Hans Alf Gallery has represented Natasha Kissell since the gallery was established in 2006. In her newest exhibition, the South African-born, English painter has created a series that centers around the swimming pool as a social and architectural phenomenon.
“Swimming Pool” is a collection of paintings evoking a life of leisure and endless summers.
Kissell lived her first 8 years in South Africa where, as Hockney found in LA, swimming pools were not just for the super wealthy, but were widely owned and enjoyed. While Hockney preferred to depict beautiful young men lounging by his pools, Kissell’s paintings are noticeably devoid of humans. For the painter’s own childhood lacked any real adult company, and she and her brother brought themselves up with 2 working parents largely absent in their lives.

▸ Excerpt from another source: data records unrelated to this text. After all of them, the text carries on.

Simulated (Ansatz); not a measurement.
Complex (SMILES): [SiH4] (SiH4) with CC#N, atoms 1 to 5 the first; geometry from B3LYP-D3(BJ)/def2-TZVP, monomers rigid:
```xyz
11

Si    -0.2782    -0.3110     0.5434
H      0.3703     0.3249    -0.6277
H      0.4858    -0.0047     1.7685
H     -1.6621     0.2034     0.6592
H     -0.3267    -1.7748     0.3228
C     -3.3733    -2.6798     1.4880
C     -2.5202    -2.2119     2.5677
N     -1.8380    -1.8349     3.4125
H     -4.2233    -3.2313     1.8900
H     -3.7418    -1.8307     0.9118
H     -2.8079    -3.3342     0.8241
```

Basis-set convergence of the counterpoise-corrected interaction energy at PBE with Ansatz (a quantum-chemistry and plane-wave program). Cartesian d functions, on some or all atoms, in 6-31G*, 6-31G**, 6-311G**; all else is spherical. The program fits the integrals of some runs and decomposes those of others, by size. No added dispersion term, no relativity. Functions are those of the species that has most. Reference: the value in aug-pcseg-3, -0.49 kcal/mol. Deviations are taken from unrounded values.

The nostalgia she feels for her home country is played out in these utopian worlds, ideal escapes, better perhaps in the mind’s eye or in memory. The paintings fit well in the Impressionist tradition, where, for the first time, modern life meant that leisure time was available to not just the rich but also to the working classes, who could enjoy the banks of the Seine or public parks, picnicking and sitting in the sun. Similarly, Kissell points to a world where leisure and escape is part of society, a right, an ideal and something to be sought after.
So, it is both the longing, the nostalgia and the absence of the human form that give these paintings their particular and original feel.